User:Vidstige~enwiki/History of AI
The history of artificial intelligence (AI) can be said to have started in 1943 when Warren McCulloch and Walter Pitts presents their work on artificial neurons, using knowledge from physiology, logic and maths. It is not until 1956 though, on a 2 month Dartmouth workshop, the field is officially given its name: artificial intelligence. On this workshop, the Logic Theorist, a reasoning program is presented by Allen Newell and Herbert Simon.
The general distrust of computers ability to do anything clever, provided the early researchers with lots of relatively easy problems to impress the public with. More noteworthy successes includes the General Problem Solver (Allen Newell and Herbert Simon) and the Geometry Theorem Solver (Herbert Gelernter). LISP was created 1958 by John McCarthy, the same year as he describes the Advice Taker (Programs with Common Sense), considered as the first complete AI system, although hypotethical.
The concept of microworlds where founded, a domain of limited problems which appear to require intelligence to solve, which of the blocks world is the most famous. Works on neural networks, based on McCulloch and Pitts, was done and Frank Rosenblatt proved the famous perceptron convergence theorem.
After a row of successes, researchers began to try their luck on harder problems, which require more domain knowledge. They soon relized that there previous methods where not enough and that even if the problem was solvable in theory, it might take forever to solve it practically.

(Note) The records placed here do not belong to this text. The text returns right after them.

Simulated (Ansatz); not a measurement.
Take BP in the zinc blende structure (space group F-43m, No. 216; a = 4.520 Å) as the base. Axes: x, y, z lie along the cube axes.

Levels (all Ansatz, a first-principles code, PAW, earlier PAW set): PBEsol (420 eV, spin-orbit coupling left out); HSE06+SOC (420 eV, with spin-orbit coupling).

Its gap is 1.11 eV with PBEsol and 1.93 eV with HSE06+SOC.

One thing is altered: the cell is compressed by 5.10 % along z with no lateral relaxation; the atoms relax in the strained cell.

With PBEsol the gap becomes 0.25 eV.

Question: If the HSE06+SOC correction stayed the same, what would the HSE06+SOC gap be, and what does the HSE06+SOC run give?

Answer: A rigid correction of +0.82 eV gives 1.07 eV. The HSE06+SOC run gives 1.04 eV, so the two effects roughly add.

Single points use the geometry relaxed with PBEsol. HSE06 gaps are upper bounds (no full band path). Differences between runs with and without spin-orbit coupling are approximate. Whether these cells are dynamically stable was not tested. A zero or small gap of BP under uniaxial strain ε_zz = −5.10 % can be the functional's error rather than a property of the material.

Knowledge-based system, or expert systems, came as an answer to the need for more domain knowledge to solve advanced problems. By coding a lot of domain knowledge into the program, the programs got a better idea of which steps that where useful to try when solving the problem, making them spending less them on impossible solutions.
Expert systems are taking into commercial service in the 1980s. At this time a Japanese project to build computers that run prolog programs like machine code was started, and the fear in the U.S. for getting behind Japan made researchers having no trouble finding founding. The 1980 also saw a rise in the interest for neural networks.